Remix.run Logo
IshKebab 5 days ago

Funny thing I found when I gave up trying to find documentation and read the LLVM source code (seems to be what happened to the author too!): there are actually five components of the triple, not four.

I can't remember what the fifth one is, but yeah... insane system.

Thanks for writing this up! I wonder if anyone will ever come up with something more sensible.

o11c 5 days ago | parent [-]

There are up to 7 components in a triple, but not all are used at once, the general format is:

  <machine>-<vendor>-<kernel>-<libc?><abi?><fabi?>
But there's also <obj>, see below.

Note that there are both canonical and non-canonical triples in use. Canonical triples are output by `config.guess` or `config.sub`; non-canonical triples are input to `config.sub` and used as prefixes for commands.

The <machine> field (1st) is what you're running on, and on some systems it includes a version number of sorts. Most 64-bit vs 32-bit differences go here, except if the runtime differs from what is natural (commonly "32-bit pointers even though the CPU is in 64-bit mode"), which goes in <abi> instead. Historically, "arm" and "mips" have been a mess here, but that has largely been fixed, in large part as a side-effect of Debian multiarch (whose triples only have to differ from GNU triples in that they canonicalize i[34567]86 to i386, but you should use dpkg-architecture to do the conversion for sanity).

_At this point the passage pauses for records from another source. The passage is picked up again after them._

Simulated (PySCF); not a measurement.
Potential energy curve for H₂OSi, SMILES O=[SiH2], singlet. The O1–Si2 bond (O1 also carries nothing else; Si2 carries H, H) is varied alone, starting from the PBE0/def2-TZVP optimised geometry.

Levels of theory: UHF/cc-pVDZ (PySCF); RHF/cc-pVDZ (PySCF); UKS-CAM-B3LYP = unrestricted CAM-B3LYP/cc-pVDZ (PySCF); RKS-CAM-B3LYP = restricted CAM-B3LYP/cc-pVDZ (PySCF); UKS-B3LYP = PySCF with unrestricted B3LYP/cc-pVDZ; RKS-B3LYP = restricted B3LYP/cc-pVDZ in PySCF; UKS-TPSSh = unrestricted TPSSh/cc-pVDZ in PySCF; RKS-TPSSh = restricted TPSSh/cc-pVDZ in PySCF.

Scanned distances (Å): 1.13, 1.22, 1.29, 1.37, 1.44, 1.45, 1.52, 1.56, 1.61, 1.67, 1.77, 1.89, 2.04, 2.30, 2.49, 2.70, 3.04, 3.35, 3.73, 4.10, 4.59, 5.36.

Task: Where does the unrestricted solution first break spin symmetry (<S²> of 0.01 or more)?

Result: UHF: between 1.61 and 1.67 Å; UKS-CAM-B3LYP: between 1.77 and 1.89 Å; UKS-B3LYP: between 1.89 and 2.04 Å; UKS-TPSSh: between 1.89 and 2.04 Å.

The <vendor> field (2nd) is not very useful these days. It defaults to "unknown" but as of a few years ago "pc" is used instead on x86 (this means that the canonical triple can change, but this hasn't been catastrophic since you should almost always use the non-canonical triple except when pattern-matching, and when pattern-matching you should usually ignore this field anyway).

The <kernel> field (3rd) is pretty obvious when it's called that, but it's often called <os> instead since "linux" is an oddity for regularly having a <libc> component that differs. On many systems it includes version data (again, Linux is the oddity for having a stable syscall API/ABI). One notable exception: if a GNU userland is used on BSD/Solaris system, a "k" is prepended. "none" is often used for freestanding/embedded compilation, but see <obj>.

The <libc> field (main part of the 4th) is usually absent on non-Linux systems, but mandatory for "linux". If it is absent, the dash after the kernel is usually removed, except if there are ABI components. Note that "gnu" can be both a kernel (Hurd) and a libc (glibc). Android uses "android" here, so maybe <libc> is a bit of a misnomer (it's not "bionic") - maybe <userland>?

<abi>, if present, means you aren't doing the historical default for the platform specified by the main fields. Other than "eabi" for ARM, most of this is for "use 32-bit pointers but 64-bit registers".

<fabi> can be "hf" for 32-bit ARM systems that actually support floats in hardware. I don't think I've seen anything else, though I admit the main reason I separately document this from <abi> is because of how Debian's architecture puts it elsewhere.

<obj> is the object file format, usually "aout", "coff", or "elf". It can be appended to the kernel field (but before the kernel version number), or replace it if "none", or it can go in the <abi> field.

IshKebab 5 days ago | parent [-]

Nah I dunno where you're getting your information from but LLVM only supports 5 components.

See the code starting at line 1144 here: https://llvm.org/doxygen/Triple_8cpp_source.html

The components are arch-vendor-os-environment-objectformat.

It's absolutely full of special cases and hacks. Really at this point I think the only sane option is an explicit list of fixed strings. I think Rust does that.

jcranmer 5 days ago | parent | next [-]

You're not really contradicting o11c here; what LLVM calls "environment" is a mixture of what they called libc/abi/fabi. There's also what LLVM calls "subarch" to distinguish between different architectures that may be relevant (e.g., i386 is not the same as i686, although LLVM doesn't record this difference since it's generally less interested in targeting old hardware), and there's also OS version numbers that may or may not be relevant.

The underlying problem with target triples is that architecture-vendor-system isn't sufficient to uniquely describe the relevant details for specifying a toolchain, so the necessary extra information has been somewhat haphazardly added to the format. On top of that, since the relevance of some of the information is questionable for some tasks (especially the vendor field), different projects have chosen not to care about subtle differences, so the normalization of a triple is different between different projects.

LLVM's definition is not more or less correct than gcc's here, nor are these the only definitions floating around.

o11c 5 days ago | parent [-]

Hm, looking to see if the vendor field is actually meaningful ... I see some stuff for m68k and mips and sysv targets ... some of it working around pre-standard vendor C implementations

Ah, I found a modern one:

  i[3456789]86-w64-mingw* does not use winsup
  i[3456789]86-*-mingw* with other vendors does use winsup
There are probably more; this is embedded in all sorts of random configure scripts and it is very not-greppable.
o11c 5 days ago | parent | prev [-]

LLVM didn't invent the scheme; why should we pay attention to their copy and not look at the original?

The GNU Config project is the original.

IshKebab 5 days ago | parent [-]

The article goes into this a bit. But basically because LLVM is extremely popular and used as a backend by lots of other languages, e.g. Rust.

Frankly being the originators of this deranged scheme is a good reason not to listen to GNU!